Wednesday 20 August 2014

Gone with the Wind Part 1

This post is part of The Film Experience's wonderful Hit Me With Your Best Shot series.

The 1939 film that my family watches is not The Wizard of Oz (which I love), but Gone With The Wind. It was one of the first English-to-Vietnamese literary translations that my mother read as a child, it was one of the first films my sister downloaded when she signed up for an iTunes account, and it is one of the very few 3hr+ movies that I can sit through in one sitting, even if the movie itself helpfully gives us an intermission break.

Perhaps this was because in our matriarchy of happily settled refugees in Australia, the story of the perseverance of Scarlett O'Hara during the civil war has more resonance than a girl who would rather return to boring Kansas than stay in the wonderful land of Oz. Perhaps we saw something real in the endurance of strong women during the struggles of war. In a similar way, my favourite shot for this first half is clearly this shot:


As a kid, for all the intriguing melodrama of Scarlett's love life, it was this shot that remained in my mind because it brought home the huge scale of the casualties of war. It was one of the very first images of war (fiction or otherwise) that I had seen, and it was a rude shock to see such realism amongst Scarlett's personal dramas.

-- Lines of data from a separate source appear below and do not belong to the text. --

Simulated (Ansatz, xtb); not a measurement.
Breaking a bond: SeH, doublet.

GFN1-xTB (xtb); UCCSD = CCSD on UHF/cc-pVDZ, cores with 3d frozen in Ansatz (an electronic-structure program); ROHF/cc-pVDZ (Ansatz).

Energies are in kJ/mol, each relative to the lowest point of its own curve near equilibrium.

The shot begins as a mid shot of Scarlett walking through the town and eventually zooms out to show all the wounded lying across the tracks. The sequence ends when the camera finds the Confederate's flag. I prefer this shot in the middle of the sequence because, as part of the slow zoom out, with the devastation of war building throughout the sequence,  there comes a point where, for me, I no longer want to see any more. But I also cannot turn away. I am reluctant for the camera to zoom out any further and reveal even more casualties. The relief comes when the zoom finally finishes and I see the tattered Confederate flag - there are no more dying men to see.

In today's cinematic landscape, we might see a similar zoom out that shows thousands of men fighting and dying, but we know that that is mostly CGI. There's a palpable realism to this shot, one that rises above the pretty dresses and interior soundstages that dominate the film and grounds the melodrama of the film within a real, resonant historical context.

1 comment:

  1. beautifully put. "rude shock" and all. It's such a great sequence and its patience is something. Computers have made so many things possible but unfortunately they also lead to animated shortcuts when nothing beats actual humanity. (imagine how many extras they used for these sequences!)